I'm building a web application which provides as a core feature the ability for users to upload large images and have them processed. The processing takes roughly 3 minutes to complete, and I thought Heroku would be an ideal platform for being able to run these processing jobs on-demand, and in a highly scalable way. The processing task itself is fairly computationally expensive, and needs to run a the high-end PX dyno. I want to maximize parallelization, and minimize (effectively eliminate) the time a job spends waiting in a queue. In other words, I want to have N PX dynos for N jobs.
Thankfully, I can accomplish this pretty easily with Heroku's API (or optionally a service like Hirefire). Whenever a new processing request comes in, I can simply increment the worker count and the new worker will grab the job from the queue and start processing immediately.
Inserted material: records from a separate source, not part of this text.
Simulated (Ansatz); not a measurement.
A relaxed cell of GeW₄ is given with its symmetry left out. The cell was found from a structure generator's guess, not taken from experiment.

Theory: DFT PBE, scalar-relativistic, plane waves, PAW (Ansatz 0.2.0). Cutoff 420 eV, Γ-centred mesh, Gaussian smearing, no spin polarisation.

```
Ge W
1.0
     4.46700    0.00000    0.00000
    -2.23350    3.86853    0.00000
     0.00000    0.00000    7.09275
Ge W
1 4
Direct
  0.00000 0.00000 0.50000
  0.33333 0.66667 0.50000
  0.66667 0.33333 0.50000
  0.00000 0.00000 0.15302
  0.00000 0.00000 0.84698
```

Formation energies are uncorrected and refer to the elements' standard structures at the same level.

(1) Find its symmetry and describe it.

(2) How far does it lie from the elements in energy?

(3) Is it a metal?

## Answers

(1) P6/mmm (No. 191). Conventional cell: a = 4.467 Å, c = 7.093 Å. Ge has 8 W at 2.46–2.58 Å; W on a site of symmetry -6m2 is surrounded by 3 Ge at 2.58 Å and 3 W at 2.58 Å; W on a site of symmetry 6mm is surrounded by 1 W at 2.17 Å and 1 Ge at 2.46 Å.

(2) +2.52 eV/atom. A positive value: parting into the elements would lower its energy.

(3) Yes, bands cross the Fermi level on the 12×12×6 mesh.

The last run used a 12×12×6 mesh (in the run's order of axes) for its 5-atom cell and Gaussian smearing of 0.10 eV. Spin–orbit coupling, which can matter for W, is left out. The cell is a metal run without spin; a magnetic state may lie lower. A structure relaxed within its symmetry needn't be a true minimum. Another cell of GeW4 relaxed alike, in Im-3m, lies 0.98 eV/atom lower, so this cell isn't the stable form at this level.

However, while scaling up is painless, scaling down is where the trouble starts. The Heroku API is frustratingly limited. I can only set the number of running workers, not specifically kill idle ones. This means that if I have 20 workers each processing an image, and one completes its task, I cannot safely scale the worker count to 19, because Heroku will kill an arbitrary worker dyno, regardless of whether it's actually in the midst of a job! Leaving all workers running until all jobs complete is simply out of the question, because the cost would be astronomical. Imagine 100 workers created during a spike continue to idle indefinitely as a few new jobs trickle in throughout the day!
I've scoured the web, and the best "solution" that people suggest is to have your worker process gracefully handle termination. Well that's perfectly fine if your worker is just doing mass-emailing, but my workers are doing some very drawn-out analytics on images, and as I mentioned above, take about 3 minutes to complete.
In an ideal world, I could kill a specific worker dyno upon completion of its task. This would make scaling down just as easy as scaling up.
In fact, I've come close to that ideal world by switching from worker dynos to one-off dynos (which terminate upon process termination, i.e. you stop paying for the dyno after it's "root program" exits). However, Heroku sets a hard limit of 5 one-off dynos that can be run simultaneously. This I can understand, as I was certainly in a sense abusing one-off dynos...but it is quite frustrating nonetheless.
Is there any way I can better scale down my workers? I would prefer not to have to radically re-engineer my processing algorithm...splitting it up into a few chunks which run in 30-40 seconds as opposed to one 3 minute stretch (that way accidentally killing a running worker wouldn't be catastrophic). That approach would drastically complicate my processing code and introduce several new points of failure. However, if it's my only option, I'll have to do it.
Any ideas or thoughts are appreciated!